Leasing rather than purchasing a car can be an excellent way to get lower payments while driving a more expensive vehicle than you might normally consider. If you’re thinking about it, here are some car leasing strategies and tips to help out.
Before you lease a car, you should understand some of the terms associated with it, including:
- “Upfront fees,” which are the various fees and payments you make to the automobile dealer to get your new lease. These fees may include a security deposit.
- “Lease term,” which is the length of your vehicle’s lease, such as for 24, 36, or 48 months.
- “Gap insurance,” which is a type of insurance that pays the leasing company for the full value of your leased vehicle if it’s stolen or damaged beyond repair.
- “Lease disposition fee” or “termination fee,” which is a fee that may be charged to you by the leasing company when you turn your leased car back in.
- “Mileage allowance” is the number of miles you’re allowed to drive your leased vehicle annually or over the lease’s term. Excess mileage fees are usually charged per mile and can quickly add up.
- “Buyout price.” If you decide you want to buy your vehicle at the lease’s end, you may have the option to purchase it at a predetermined price set by the leasing company.
- Shop thoroughly before leasing. All automakers offer leasing deals, so don’t focus on the first one you find advertised.

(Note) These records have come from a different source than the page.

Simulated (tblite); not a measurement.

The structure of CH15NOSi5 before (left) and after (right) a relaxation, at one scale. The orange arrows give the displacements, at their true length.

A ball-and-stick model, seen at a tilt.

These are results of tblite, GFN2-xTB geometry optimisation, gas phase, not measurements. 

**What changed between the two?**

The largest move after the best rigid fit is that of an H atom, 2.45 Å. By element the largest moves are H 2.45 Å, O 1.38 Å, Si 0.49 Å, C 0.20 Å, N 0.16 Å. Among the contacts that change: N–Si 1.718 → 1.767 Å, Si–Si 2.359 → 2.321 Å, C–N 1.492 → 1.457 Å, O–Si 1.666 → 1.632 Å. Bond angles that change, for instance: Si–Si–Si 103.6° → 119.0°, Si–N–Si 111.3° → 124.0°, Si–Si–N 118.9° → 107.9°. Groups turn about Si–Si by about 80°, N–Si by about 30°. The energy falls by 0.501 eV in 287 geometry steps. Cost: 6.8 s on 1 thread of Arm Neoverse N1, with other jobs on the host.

- Read advertised leases carefully. Super-low car lease payments may feature high upfront costs, for example, or steep employee discounts you don’t qualify to receive.
- Negotiate your lease payment. Auto dealers can frequently lower monthly lease payments within a range for each customer, depending on their credit rating or leasing credit tier.
Remember, you don’t own a car when leasing, though you’ll have to cover most of the ownership costs attached to it, including auto insurance. Depending on your credit, you may not qualify for the low lease price advertised for the car you want. Still, leasing a car can be a great way to enjoy having a new car every few years, especially if you stay within mileage allowances.